Sentence Embeddings have a problem, the reason sometimes Dall-E2 fails

radarsat1 · on June 25, 2022

> Sentences like “People playing cricket with a tennis bat” and “People playing tennis with a cricket bat” have very high similarity scores even though we know that they are different sentences.

when i first looked up sentence embeddings several years ago i was quite surprised how often it was recommended to just take the mean of the word embeddings composing the sentence, as i thought it must be too simple and make this kind of mistake. (also, i just wasn't convinced that you could summarize a sentence's meaning by averaging the words it contains) but, this was before transformers, and i figured by now that sentence embeddings had gotten more sophisticated so I'm a little uncertain why modern, large models would have the same problem.

Der_Einzige · on June 25, 2022

The fact that we ultimately have nothing significantly better than these pooling techniques is one of the greatest letdown moments in AI to me, right up there with learning how the various language model decoding techniques work.

The techniques we have for pooling or decoding are so infantile in comparison to the encoders it's actually pathetic.

On the other hand, it means we have lots of publication opportunities for anyone who can do better...

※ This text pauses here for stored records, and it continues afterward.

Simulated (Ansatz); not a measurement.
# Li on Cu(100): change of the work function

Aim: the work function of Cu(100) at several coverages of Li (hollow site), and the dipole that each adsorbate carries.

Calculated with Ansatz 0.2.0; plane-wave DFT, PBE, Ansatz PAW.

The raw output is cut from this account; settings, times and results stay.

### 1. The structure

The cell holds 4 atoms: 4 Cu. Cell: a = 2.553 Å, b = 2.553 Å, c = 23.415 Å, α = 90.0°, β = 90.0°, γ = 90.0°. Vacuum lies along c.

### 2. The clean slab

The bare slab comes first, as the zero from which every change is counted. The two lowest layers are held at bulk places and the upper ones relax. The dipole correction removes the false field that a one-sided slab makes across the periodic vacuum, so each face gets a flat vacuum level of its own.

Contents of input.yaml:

radarsat1 · on June 25, 2022

I think a lot of it comes down to how these things are trained. You can predict a word, and then easily calculate whether it's right or wrong. So it makes it easy to design loss functions around "word things". It's a lot harder to design loss functions around the complex intricacies of word combinations -- whether or not the network correctly predicts the sentence's meaning is much harder to calculation than whether or not it can predict a certain word. For me, the surprise is that so much sophistication pops out after training purely at the word level. However, I guess it's not surprising to find some limitations to that.

But if we did have a way to calculate loss directly on sentence meaning, then you could train a much more intelligent pooling function. In principle. I'm just not sure how that loss function would look. Maybe question answering tasks are part of the key.

carschno · on June 25, 2022

It's a a pretty big step from "high similarity scores" to concluding that was the reason for failure. High is relative in this context, and the example sentences are arguably more similar to each other than to most other sentences (the definition of similarity I is another topic). From the vector similarity, we don't know much about the actual vector embeddings of the respective sentences, nor about how they impact the model as a whole. Obviously, something goes wrong for the given examples, but I don't think you can pin the problem down to one particular layer in a huge model like Dall-e.

nutanc · on June 25, 2022

The embeddings provide the guidance for the diffusion models. So they have a direct influence. Similarity of the sentences means that they are around the same area in the multi dimensional space. And when they are used to guide the diffusion models, the images come out wrong. One thing is the experiments I have done are on sentence transformer models. Dalle-2 uses its own sentence embedding afaik.

hprotagonist · on June 25, 2022

Sentence embeddings have precisely the limitations you'd expect for syntax-only correlative models, which is what they are.

We forget this at our peril.

Sometimes we also forget that semantics also exist, but “you can’t argue with a zombie” was already posted recently …

axg11 · on June 25, 2022

Is using a single embedding sufficient to capture the entire meaning of a sentence?

High similarity scores between sentences is not the whole picture. A sentence and it’s negative/opposite are naturally very similar in topic and sentence structure. The mapping from text embedding to image needs to be aware of the most important dimensions of the embedding when constructing the output image.

radarsat1 · on June 25, 2022

this is a really good point.

domenicrosati · on June 25, 2022

I am all for independent discovery but the author should know in the language modeling community we have known this for years [1]. The authors of DALLE are well aware of it. We have many concerted efforts to try to solve for it. Heck even have whole conferences (semeval, *sem) dedicated to a host of known issues beyond negation (try adding quantification (every/some), or quantity (1,2,3, one,few,many) to the prompts) that we just know both theoretically and empirically dont work with our current embeddings (see [2] for a great overview sorry is paywalled).

[1] https://aclanthology.org/2020.acl-main.698/ [2] https://www.annualreviews.org/doi/pdf/10.1146/annurev-lingui...